Goal is to compare the performance of various JSON parsing libraries in Java, focusing on the three key operations we need for last9 clickhouse queries:
- JSON Validation
- Key Existence Check
- Value Extraction by Path
Chose both DOM and Streaming implementations of the fastest/most popular JSON libraries from https://github.com/fabienrenaud/java-json-benchmark
-
Jackson
- DOM (ObjectMapper)
- Streaming (JsonParser)
-
GSON
- DOM
- Streaming
-
FastJSON 2.x (https://www.iteye.com/blog/wenshao-1142031)
- DOM
- Streaming
-
JsonIter (https://jsoniter.com/)
- DOM-based implementation
@BenchmarkMode(Mode.AverageTime)
@OutputTimeUnit(TimeUnit.NANOSECONDS)
@Fork(value = 2)
@Warmup(iterations = 5, time = 1)
@Measurement(iterations = 10, time = 1)
@Timeout(time = 10, timeUnit = TimeUnit.MINUTES)
- Sample Size: 100,000 JSON rows per test
- Data Sources:
- Valid JSON inputs from last9 Parquet files (game logs)
- Invalid JSON inputs from last9 Parquet files
- Data Pattern:
{ "correlationId": "gameplayed__X54ww__1734897498952", // present in ~59% of records "tm": "01:28:19.560", "logger": "com.games24x7.offerservice.execution.step.RTSendToConsumer", // ... other fields }
- Test Keys/Paths:
- Key Check: "correlationId" (tests both presence and absence)
- Path Extraction: "$.logger" (tests value extraction and error handling)
- Data Distribution:
- ~59% of records have correlationId (tests positive case)
- ~41% of records missing correlationId (tests negative case)
- This distribution helps evaluate both successful parsing and error handling
For each parser, we run the following benchmarks:
-
JSON Validation Tests
[parser]_ValidInputs() // Tests isValidJson() with valid game logs [parser]_InvalidInputs() // Tests isValidJson() with invalid JSON
-
Key Check Test
[parser]_HasKey() // Tests hasJsonKey() with key "correlationId"
-
Value Extraction Test
[parser]_GetValue() // Tests getJsonValue() with path "$.logger"
- Early Exit Strategies
- Fast-fail validation for invalid JSON
- Early return in key checking operations
The benchmark will help evaluate:
- Performance differences between DOM and streaming approaches
- Library-specific optimizations effectiveness
- Trade-offs between memory usage and parsing speed
- Impact of different JSON operations on performance
It might make sense to have different libraries for specific JSON operators.
@State(Scope.Benchmark)
@BenchmarkMode(Mode.AverageTime)
@OutputTimeUnit(TimeUnit.NANOSECONDS)
@Fork(value = 2)
@Warmup(iterations = 5, time = 1)
@Measurement(iterations = 10, time = 1)
@Timeout(time = 10, timeUnit = TimeUnit.MINUTES)

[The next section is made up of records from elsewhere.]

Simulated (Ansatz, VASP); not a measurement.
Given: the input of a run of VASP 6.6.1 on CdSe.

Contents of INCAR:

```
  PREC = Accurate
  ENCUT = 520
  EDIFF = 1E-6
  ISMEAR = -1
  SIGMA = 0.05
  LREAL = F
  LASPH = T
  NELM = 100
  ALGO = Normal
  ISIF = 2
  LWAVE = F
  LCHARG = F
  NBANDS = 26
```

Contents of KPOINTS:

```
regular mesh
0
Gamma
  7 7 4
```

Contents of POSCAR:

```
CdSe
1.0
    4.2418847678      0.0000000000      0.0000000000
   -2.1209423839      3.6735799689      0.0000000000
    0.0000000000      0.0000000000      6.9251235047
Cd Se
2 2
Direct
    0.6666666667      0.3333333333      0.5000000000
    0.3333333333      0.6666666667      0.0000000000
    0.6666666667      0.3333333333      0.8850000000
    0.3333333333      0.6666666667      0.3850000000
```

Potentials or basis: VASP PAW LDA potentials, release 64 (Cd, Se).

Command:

public class JsonParsingBenchmark {
private static final Logger logger = LoggerFactory.getLogger(JsonParsingBenchmark.class);
private static final int SAMPLE_SIZE = 100000;
private static List<String> validJsonInputs;
private static List<String> invalidJsonInputs;
private static final String jsonKey = "correlationId";
private static final String jsonPath = "$.logger";